The main difference between the 2 is that traditional facades are generally load-bearing while modern ones, or curtain walls, tend to be self-supporting and transfer lateral wind loads to the main structure through connections at floor levels or with the columns of the building.
While curtain walls are generally considered to be modern if they date from the advent of steel-framed structures, there is evidence that a rudimentary version was built for the palace of Curtea Veche in Hungary as early as the 1700s.
Today, iconic buildings such as the Gherkin in London, the National Centre for the Performing Arts in Beijing, the Rock in Amsterdam and the Dancing House in Prague are a few examples of how imagination and technology have worked side by side in the construction of facades that combine the architect’s vision with technical excellence.
The division of facades into 2 types is quite simplistic. It should be qualified by noting that, while modern facades are generally understood to be curtain walls, these are only one of many kinds of system available, each having their own distinctive performance characteristics and complexities.
Apart from its aesthetics, the primary functions of a curtain wall are to resist air and water infiltration, to accommodate wind and other forces acting on the building, and to support the wall’s own dead load.
In specific cases, they must resist hurricane and blast forces or even comprise special stealth materials for radar-absorbent cladding. In every case, they must meet these requirements effectively and need minimal maintenance throughout their design life.
The modularity, high performance and flexibility of modern curtain wall systems is ideal for use in multi-storey buildings. There are several types.
First is the so-called stick system, which is made up of pre-cut metal profiles – sticks – that are assembled on site to create a structural grid or frame that is attached to the structure.
Double-glazed units and spandrel panels are fitted into the frames and the panels are retained with pressure plates and architectural cover caps. Putting this product together is labour-intensive, and the finished quality and performance depend considerably on the experience of the installation team.
Second is the unitised facade system, which comprises the same components although these are invariably assembled in a factory-controlled environment and then delivered to the site in their entirety. When installed on the building, the joints between individual units are sealed with purpose-designed gaskets.
This system is more expensive, but installation is rapid and does not normally require costly scaffolding.

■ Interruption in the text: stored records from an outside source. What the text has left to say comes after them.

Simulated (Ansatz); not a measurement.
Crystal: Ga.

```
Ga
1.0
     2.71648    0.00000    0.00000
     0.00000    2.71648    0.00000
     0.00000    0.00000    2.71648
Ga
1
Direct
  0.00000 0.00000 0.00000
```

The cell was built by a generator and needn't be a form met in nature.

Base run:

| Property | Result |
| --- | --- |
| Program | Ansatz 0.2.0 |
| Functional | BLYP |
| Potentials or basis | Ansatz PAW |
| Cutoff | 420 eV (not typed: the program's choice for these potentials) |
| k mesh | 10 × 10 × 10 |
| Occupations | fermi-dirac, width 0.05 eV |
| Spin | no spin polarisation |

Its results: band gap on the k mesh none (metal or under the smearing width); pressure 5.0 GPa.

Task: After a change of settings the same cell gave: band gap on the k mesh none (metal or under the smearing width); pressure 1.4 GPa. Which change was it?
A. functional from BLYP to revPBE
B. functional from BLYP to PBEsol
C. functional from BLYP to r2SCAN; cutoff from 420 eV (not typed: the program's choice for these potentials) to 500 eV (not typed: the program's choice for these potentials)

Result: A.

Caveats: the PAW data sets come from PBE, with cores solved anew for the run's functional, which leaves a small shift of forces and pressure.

The evolution of the unitised system has resulted in the climate wall and closed-cavity facade (CCF), which may include interstitial blinds and offer thermal and acoustic benefits. Both climate wall and CCF could be described as high-quality double-glazed units, with the latter containing pressurised, dehumidified air in the unit.
To provide a flush face, the glass in unitised systems is usually bonded to the aluminium frame with structural silicone or clamped to it with special hidden toggles fitted to the sides of the unit.
Figure 1: Unitised facade with rainscreen elements
Panelised facade systems are similar to unitised ones, but the prefabricated modules are generally much larger and can incorporate different materials and components such as metal panels, brick and windows.
They can also comprise pre-cast concrete modules and be finished in a variety of materials, including off shutter, granite and reconstituted stone. The finished panel is delivered to the site to be installed on the building by crane.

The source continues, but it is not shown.